# Beau in his Snood



## liljaker (Aug 6, 2011)

Was just thinking about the same thing with Sunny after he was groomed Saturday. Good idea. I "tried" to tie the ears back but that didn't last long.


----------



## Aroseshook (Aug 12, 2012)

Think black! That is why we have a black pup! I didn't want to feel like I needed to wash the dog every day after every feeding. I love the snood idea and will be trying it with my girl for her dinner, kibble in a yummy fish broth for the vitamins for hair and skin. Thanks so much and that color looks great on him.


Sent from my iPhone using PG Free


----------



## Countryboy (May 16, 2011)

LEUllman said:


> Not the most elegant thing


I'm with ya there, LE...  

And a walking example of some of the advantages of short ear hair.  lol


----------



## sophiebonita (Jul 10, 2012)

Aw, he's cute in his 'snood'!!!


Sent from my iPhone using PG Free


----------



## Jacamar (Jun 2, 2012)

Cute!


----------



## Carley's Mom (Oct 30, 2011)

I cut off the legs of old pj's to make Carley's. Today, my neighbor caught her sporting hers... she laughed and laughed . It works great. Carley wears hers every meal.


----------



## CMPB (Feb 15, 2012)

We've been using a small neck warmer. It costs about $17 USD with shipping but looks fine and works better. Plus it's more difficult to remove. 

Zan Headgear


----------



## schnauzerpoodle (Apr 21, 2010)

Nickel wears his every meal.


----------



## FozziesMom (Jun 23, 2010)

I continue to believe beau is the most beautiful white dog. I am madly in love with him even though I know I could never maintain his coat as well as you do!

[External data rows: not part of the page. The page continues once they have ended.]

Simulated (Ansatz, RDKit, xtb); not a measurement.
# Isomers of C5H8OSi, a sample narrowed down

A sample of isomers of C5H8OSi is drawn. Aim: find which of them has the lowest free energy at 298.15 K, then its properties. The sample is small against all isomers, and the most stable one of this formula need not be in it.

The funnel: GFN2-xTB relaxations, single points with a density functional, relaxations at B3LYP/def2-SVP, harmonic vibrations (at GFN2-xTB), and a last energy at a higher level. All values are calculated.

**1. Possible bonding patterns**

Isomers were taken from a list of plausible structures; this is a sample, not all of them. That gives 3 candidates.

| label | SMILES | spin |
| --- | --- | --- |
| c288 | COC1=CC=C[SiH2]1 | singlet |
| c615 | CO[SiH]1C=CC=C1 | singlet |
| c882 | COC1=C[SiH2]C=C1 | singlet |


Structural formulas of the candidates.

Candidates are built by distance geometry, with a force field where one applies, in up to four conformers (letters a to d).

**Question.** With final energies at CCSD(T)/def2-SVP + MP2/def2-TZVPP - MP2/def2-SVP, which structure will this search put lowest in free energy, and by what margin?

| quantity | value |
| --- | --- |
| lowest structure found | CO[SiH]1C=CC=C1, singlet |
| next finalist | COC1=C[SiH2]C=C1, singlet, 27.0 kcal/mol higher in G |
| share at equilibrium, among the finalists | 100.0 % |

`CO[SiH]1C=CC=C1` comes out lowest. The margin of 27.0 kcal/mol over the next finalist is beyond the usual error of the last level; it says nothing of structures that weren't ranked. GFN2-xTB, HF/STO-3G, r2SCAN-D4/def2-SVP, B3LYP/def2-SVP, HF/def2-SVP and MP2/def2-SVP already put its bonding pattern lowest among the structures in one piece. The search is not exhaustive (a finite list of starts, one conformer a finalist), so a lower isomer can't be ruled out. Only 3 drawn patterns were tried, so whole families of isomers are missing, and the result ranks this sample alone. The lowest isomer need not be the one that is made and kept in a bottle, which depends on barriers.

My groomer who owns 2 toys also suggested tucking the ears into the collar while eating. I tried it on fozz tonight and it worked! (I've been growing his ears out, you won't recognize him, he looks so grown up!)


----------



## outwest (May 1, 2011)

I agree with Fozzie's mom. Beau is beautiful. Great idea for a cheap snood, too.


----------



## shadow mommy (Jan 6, 2012)

Aroseshook said:


> Think black! That is why we have a black pup! I didn't want to feel like I needed to wash the dog every day after every feeding. I love the snood idea and will be trying it with my girl for her dinner, kibble in a yummy fish broth for the vitamins for hair and skin. Thanks so much and that color looks great on him.
> 
> 
> Sent from my iPhone using PG Free


Fish broth? Is this something you make or buy?


----------



## LauraRose (Dec 26, 2012)

So cute in their snoods! 


Sent from my iPhone using Petguide.com Free App


----------



## Ryker-&-Canyon (Dec 12, 2012)

Love it! What a great idea.


----------



## pinkteaji (Dec 7, 2012)

My sister made one for Shelton after we thought of buying it (too expensive). We had some coupons for fabric at Joan's 









As you can see Shelton is not too happy hahaha. We call him the Russian grandmother (babushka) when he wears his snoods and Pom guards. We had each one for his Pom poms for his Miami cut during the summer  


Sent from my iPhone using Petguide.com Free App


----------



## petitpie (Nov 16, 2011)

Such a look! lol


----------



## cindyreef (Sep 28, 2012)

What cute ideas! I was trying to find a waterbowl that was smaller at the top (like an inverted V) so his ears would drape over the sides rather than into the water. Somebody must make a bowl like this???


----------